Tuesday, March 5, 2013

Trash to Treasure

That little saying couldn’t be more true when it comes to this little dresser.  

I was told it was free for the taking if I wanted it or it was headed to the dump.  It was in rough shape -  almost all the drawer slides were falling off, it was missing a few drawer pulls, it had some paint and tape residue in some areas, and had some fairly deep scratches.

After getting it home and inspecting it, I discovered the main structure was still solid and would only require some cosmetic updates and some minor repairs on the drawer slides.  I found it a little too plain though so I decided to follow this tutorial I found on pinterest and add some decorative trim for added character.   Before I could do that, I had to move the bottom support forward to be flush with the front edge of the dresser.  After adding some wood filler to the deeper scratches and giving the entire thing a good sanding,  I added thin trim around the drawer fronts and some decorative base molding along the bottom of the dresser body. 

After caulking around all the edges and adding a coat of primer, it was already looking like a completely different dresser.


I spent about an hour fiddling with the drawer slides trying to get them to line up and ended up replacing almost all the original screws.  
For the top, I cut pieces of 1 x 4 lumber the same width as the dresser and using my Kreg Jig, added pocket holes along the long sides of the boards so I could join them together. 

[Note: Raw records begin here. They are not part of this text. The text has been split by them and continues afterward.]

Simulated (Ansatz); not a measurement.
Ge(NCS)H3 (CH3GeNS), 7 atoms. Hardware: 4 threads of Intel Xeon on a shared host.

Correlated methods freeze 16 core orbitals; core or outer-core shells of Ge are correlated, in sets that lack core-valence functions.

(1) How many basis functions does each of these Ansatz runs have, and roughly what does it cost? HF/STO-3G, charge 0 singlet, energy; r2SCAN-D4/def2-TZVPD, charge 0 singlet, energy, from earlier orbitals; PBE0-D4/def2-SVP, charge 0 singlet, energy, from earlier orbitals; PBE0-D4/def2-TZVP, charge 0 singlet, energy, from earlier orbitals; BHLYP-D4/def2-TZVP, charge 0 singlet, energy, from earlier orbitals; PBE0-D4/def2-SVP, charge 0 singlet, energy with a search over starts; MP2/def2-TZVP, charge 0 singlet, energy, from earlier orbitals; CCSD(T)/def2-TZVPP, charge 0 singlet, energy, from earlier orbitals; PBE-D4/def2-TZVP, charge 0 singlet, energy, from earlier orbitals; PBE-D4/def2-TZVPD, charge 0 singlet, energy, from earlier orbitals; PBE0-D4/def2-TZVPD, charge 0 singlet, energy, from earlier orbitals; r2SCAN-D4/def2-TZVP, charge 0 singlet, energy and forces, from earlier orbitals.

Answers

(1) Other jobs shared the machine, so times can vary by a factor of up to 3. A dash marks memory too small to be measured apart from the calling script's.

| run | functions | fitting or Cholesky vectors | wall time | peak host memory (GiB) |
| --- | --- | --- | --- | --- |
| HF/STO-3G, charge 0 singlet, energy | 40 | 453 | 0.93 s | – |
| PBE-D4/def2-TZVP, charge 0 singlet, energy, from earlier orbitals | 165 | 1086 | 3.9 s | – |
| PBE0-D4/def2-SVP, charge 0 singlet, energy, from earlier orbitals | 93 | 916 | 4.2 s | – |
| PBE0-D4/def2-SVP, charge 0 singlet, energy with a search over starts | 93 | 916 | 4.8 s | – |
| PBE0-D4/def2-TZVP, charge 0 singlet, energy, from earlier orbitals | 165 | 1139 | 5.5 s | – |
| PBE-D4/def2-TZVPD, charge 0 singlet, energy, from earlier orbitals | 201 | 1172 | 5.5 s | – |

The pocket holes are on the bottom of the boards, so once the top was screwed onto the dresser, all the pocket holes were hidden.    I trimmed it out with the same thin molding I’d used around the drawer fronts to tidy up the edges and stained it with the same rich chestnut colored stain I used on this desk.  After the stain, I finished it off with four coats of polyurethane for a beautiful glossy finish.

Because I painted the body of the dresser a soft cream, I finished it with a couple coats of my favorite non-yellowing water based polycrylic top coat.

With a few of the original drawer pulls missing, I decided to fill the original holes in case I wanted to go with a single drawer pull.  Once the paint and stain was finished though, I decided to go back to two pulls.  I must have picked up at least a dozen different ones to try, but finally decided on these 1-1/4” pulls in a weathered nickel finish and a vine design etched on the front.  

And a quick before & after
I’m thrilled with the way this little dresser turned out.  It’s the perfect size for a small space and would also work well as a spacious bedside table.  It'll be available in my shop soon!

Thanks for popping by!


  1. I have a dresser very similar to your "before". I love the character you were able to add to it.